Date of Degree


Document Type


Degree Name



Middle Eastern Studies


Mucahit Bilici

Subject Categories

Islamic World and Near East History


The participation of women in fundamentalist movements has always posed a problem for feminist analysis because it disrupts the belief that all women see themselves as victims who share a common interest in ending this oppression. More broadly, portrayals of fundamentalists as people who are uniquely opposed to modern life are simplistic and dehumanizing. They are particularly problematic for Muslims because often, all Muslims whether they are fundamentalists are not, are portrayed as adhering to the same uncompromising, fanatical, and violent form of faith.

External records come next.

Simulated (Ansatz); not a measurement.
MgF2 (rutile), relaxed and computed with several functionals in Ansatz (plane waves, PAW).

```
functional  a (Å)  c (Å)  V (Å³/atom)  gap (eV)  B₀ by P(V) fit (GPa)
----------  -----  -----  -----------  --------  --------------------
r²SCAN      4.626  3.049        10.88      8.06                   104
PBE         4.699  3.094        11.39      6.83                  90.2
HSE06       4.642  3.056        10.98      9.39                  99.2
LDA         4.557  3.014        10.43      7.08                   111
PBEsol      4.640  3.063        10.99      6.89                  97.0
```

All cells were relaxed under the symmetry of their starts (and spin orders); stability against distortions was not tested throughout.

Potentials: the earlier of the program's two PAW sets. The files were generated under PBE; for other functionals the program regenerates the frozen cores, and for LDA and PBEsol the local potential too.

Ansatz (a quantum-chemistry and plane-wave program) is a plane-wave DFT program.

The Islamic Circle of North America (ICNA) was founded in 1971 to provide its members with supportive religious communities. Its primary aim was education: to educate its diverse membership about Islam so that they would adhere to correct Islamic values. Its female members, who often wear hijab and marginalized through practices of gender segregation, could be mistaken as icons of the oppressed Muslim woman. This paper profiles the lives of ordinary Pakistani women who are members of the ICNA chapter on Staten Island. They are not the assertive activists that are often associated with Islamist activism in the West. They are ordinary women whose adoption of Islamist piety intersects with the spiritual and practical needs of their everyday lives. Using the framework provided by Saba Mahmood in Politics of Piety: the Islamic Revival and the Feminist Subject, this study proposes that the binary of oppression and liberation that is used to understand women’s lives is unhelpful not only because women not only don’t see themselves as oppressed but sometimes don’t see becoming free as a priority either. These women were raised in Pakistan, a patriarchal society whose social norms they unquestionably accepted. They were satisfied with their lives there yet reluctantly emigrated to the United States at the behest husbands and families. Once there, they needed to find new friends, and larger communities that also represented familiar cultural patterns. These practical needs were met by joining their local ICNA chapter, attending its religious gatherings, and adopting the mode of piety that they encountered.